Yeah, no, a lot going on in the world, obviously, and some geopolitical events that are impacting our business. Yeah, we look at the war in Eastern Europe, what we would say and have talked about is the fact that those volumes, for the most part, are getting to pre-conflict levels with those export volumes. It's probably all true with the exception perhaps of the Belarusians who continue to struggle getting access to port capacity in a cost-effective way. It's absolutely the case that those suppliers, and particularly Belarus, are probably struggling with cost to serve as well. They send shipments via rail across Russia and into the north of China, where we know that on a landed basis, that's probably putting all in costs for the Belarusians at kind of $27280 a ton. So those are definitely challenges in light of this conflict in Eastern Europe, but some of those challenges are going to persist for a bit yet. But as those volumes find their way into the market, some rebalancing trade flows that we've talked about, that really we're obviously finding a home for our volumes with our customers as well. And that has been the case right through all of this turmoil. On the Red Sea, I think it's fair to say that our colleagues at ICL and APL have found alternative routes. And so the challenges through the Red Sea that ICL has experienced, probably continues to experience, that they've found alternative routes through the Mediterranean. So we're seeing ICL volumes come into the market as well, which is good. And those trade flows relatively balance as well. But those will continue to watch these things very, very closely because, as you say, it has had impacts on trade flows. In some respects, it continues to do. It certainly has raised the cost to serve for the industry and therefore the overall cost basis for the industry. And as these conflicts evolve, we'll continue to watch that.
Thank you. Your next question comes from Joshua Spector from UBS. Your line is now open.
Good morning. Yeah, this is Lucas. I went on to Josh. So just going back to nitrogen. So you've sort of taken your shipment volumes down a little bit for this year, obviously. And I'm not sure if you've heard from the other judges and specific factors there. But I just wanted to kind of give us your lightest thoughts and prime how you're thinking about the incremental uplift into next year and then the pathway to your 11 and a half to 12 million target in 2026. Thanks.
Yeah, no, good. Thanks, Josh. Yeah, we've had some weather-related effects this year. We've had some turnarounds at a power outage that a power supplier near our Port Saskatchewan facility in Alberta, unexpected for us and some mechanical issues. So you put that all together and yes, we're just a little bit below where we had expected to be this year. That said, heading into 2025 and beyond, we talked about our 11 and a half million tonne 2026 investor-day target and 11 and a half with Trinidad cooperating on natural gas, it would be 12 million tons. But I'll hand it over to Trevor Williams to give us the breakdown on where we're going to get those new volumes and how we get from here to there.

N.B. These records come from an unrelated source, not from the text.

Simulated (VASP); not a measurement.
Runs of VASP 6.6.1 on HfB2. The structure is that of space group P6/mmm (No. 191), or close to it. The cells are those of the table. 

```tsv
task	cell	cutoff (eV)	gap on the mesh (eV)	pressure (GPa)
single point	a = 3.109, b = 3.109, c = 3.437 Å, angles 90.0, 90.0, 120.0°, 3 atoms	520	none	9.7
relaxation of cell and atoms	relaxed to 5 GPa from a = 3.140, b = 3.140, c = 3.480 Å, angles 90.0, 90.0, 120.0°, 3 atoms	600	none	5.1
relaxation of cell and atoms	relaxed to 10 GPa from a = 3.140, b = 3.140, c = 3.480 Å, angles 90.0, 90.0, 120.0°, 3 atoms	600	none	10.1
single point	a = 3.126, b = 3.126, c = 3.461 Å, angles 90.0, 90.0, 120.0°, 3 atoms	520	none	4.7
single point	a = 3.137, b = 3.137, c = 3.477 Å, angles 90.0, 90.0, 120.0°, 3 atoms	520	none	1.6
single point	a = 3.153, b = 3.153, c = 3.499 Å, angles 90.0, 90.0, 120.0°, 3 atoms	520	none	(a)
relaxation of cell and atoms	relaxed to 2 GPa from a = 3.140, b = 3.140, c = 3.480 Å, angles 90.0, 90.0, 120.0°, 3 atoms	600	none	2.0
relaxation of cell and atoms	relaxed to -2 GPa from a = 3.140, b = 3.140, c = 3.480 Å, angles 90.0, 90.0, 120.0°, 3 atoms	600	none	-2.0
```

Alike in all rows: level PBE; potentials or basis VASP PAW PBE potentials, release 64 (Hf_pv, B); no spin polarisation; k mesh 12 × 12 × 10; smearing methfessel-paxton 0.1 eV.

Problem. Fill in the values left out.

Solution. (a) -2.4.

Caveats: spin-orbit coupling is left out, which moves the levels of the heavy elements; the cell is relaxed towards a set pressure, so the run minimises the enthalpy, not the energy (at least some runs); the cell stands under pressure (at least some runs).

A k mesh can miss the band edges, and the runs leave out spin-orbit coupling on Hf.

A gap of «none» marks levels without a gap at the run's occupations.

Hey, thanks, Ken. Good morning. Yeah, just a couple thoughts here. If I look back and just compare it to 2023, we're approximately 200,000 tons ahead year over year, so we're looking south last year. And then we normalize Lucas over our turnarounds, which is a very heavy year this year. We're almost 300,000 on a normalized basis. Obviously, this is a result of some of the improvements that we talked about that we announced last year before Trinidad. As Ken alluded to though, on a full year basis this year, we had several externally related outages across the quarter. And in addition to that, a couple of turnarounds that did go a little bit longer. Now, this has been one of our heaviest turnaround years that we've had for quite a while with four major turnarounds executed here in 2024, with one wrapping up here in Trinidad here in the last quarter. But as Ken said, as we look forward to our investor-day target of 11.5 and above, there's really three components there. Continued reliability improvements across the fleet, and there's about 300,000 tons in terms of what we look at there. The bottlenecks that both we completed in 2023 and what we have scheduled for 2024 and 2025, there's the order of about 300,000 tons there as well. And then finally, as Ken mentioned, we have about 500,000 tons in terms of what we're doing with respect to Trinidad in terms of gas improvement. But with that, the one thing that we'll call out as an example is, if you look in 2023, we utilized about 82% of our gas that was available to us in 2023. In 2024, we're projected right now, we're going to be between 93 and 94% of the gas available utilized. And that's really the result of our three out of four strategy that we put in place last year.
Thank you. Your next question comes from Lawrence Alexander from Jeffreys. Your line is now open.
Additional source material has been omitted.